Thursday, December 15, 2022

He Who Writes Upon These Walls

It's said that an Englishman published a book of early graffiti from the walls of public toilets around old Londontown in 1731, and for sure, there was graffiti long before that else (the word itself is the plural form of "graffito," the Italian word for drawings or markings on public walls. That plural form is fun to think about. Say you have one tiny little piece of paper to throw at a parade; that's a confetto. But a bucketful of tiny pieces of paper is confetti

And I will wager you that long before the English and the Italians got their pencils out and started doodling on men's room walls, Og the Cave Man was doing the same to amuse Nog, his buddy.

A study in 1983 stated that there are three types of graffiti:

1 - Tourist graffiti ("Marge and Nick Forever" scrawled on the windowsill of a diner)

2 - Inner-city graffiti, which includes tagging, street art, and the marking of turf

3 - Toilet graffiti - anything on lavatory walls. Shortly after the Baltimore Orioles won the World Series in 1983, I saw "Orioles campeão do mundo" on the mirror in the men's lounge at a downtown spot, and I realized that a Brazilian-speaking person was celebrating that the O's were world champs.  I haven't been back to that men's room since, and I really need to go. Er...

 

However, I don't see that much graffiti on men's room walls these days, and while I can't speak for the many ladies' rooms around here, I can only surmise it's the same there. Reasons?

For one thing, maybe not everyone carries a pen or pencil anymore, with digital devices at hand. 

For another, have you noticed, the stall walls are all in that thick non-markable paint? You can't just scrawl: "Here I sit, broken hearted..." without going home and getting spray paint, or making a Word document of your doggerel and printing it out to be glued on yonder Water Closet walls.

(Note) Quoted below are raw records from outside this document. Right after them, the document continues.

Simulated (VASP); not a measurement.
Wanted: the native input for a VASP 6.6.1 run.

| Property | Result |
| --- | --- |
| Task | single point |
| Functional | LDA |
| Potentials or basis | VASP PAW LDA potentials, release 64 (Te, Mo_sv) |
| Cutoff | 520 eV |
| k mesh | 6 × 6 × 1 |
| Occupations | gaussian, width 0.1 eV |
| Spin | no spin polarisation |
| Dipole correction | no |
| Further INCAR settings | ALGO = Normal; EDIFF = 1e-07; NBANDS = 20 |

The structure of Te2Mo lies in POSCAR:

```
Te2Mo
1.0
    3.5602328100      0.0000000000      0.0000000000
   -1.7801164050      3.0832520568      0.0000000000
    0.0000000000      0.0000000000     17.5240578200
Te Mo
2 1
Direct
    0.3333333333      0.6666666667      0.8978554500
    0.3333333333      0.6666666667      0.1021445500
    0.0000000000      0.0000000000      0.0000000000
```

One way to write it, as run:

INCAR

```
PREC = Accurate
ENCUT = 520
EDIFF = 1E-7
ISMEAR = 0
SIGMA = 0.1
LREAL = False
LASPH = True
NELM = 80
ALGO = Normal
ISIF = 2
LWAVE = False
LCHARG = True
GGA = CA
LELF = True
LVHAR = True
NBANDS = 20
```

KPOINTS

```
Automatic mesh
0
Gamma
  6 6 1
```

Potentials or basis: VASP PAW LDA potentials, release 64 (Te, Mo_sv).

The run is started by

For a third, it's reasonable to assume that someone somewhere is watching remotely as you write on the walls, and one week of detention is a high price to pay for writing on the walls at a high school boys' room, I'm here to tell you.

But I think the biggest reason is the internet, which is basically a plugged-in, worldwide lavatory wall with infinite room for people to write what they think, and hide behind the cloak on anonymity that the handle "EDSHEERANFAN43" provides.

You know that's a fake name because it asks you to believe that Ed has 42 other fans.


 

2 comments:

Andrea Richmond said...

You forgot your close parenthesis! And I thought you were a master if grammer!! 😉

Richard Foard said...

At last, a spot-on definition of the Internet!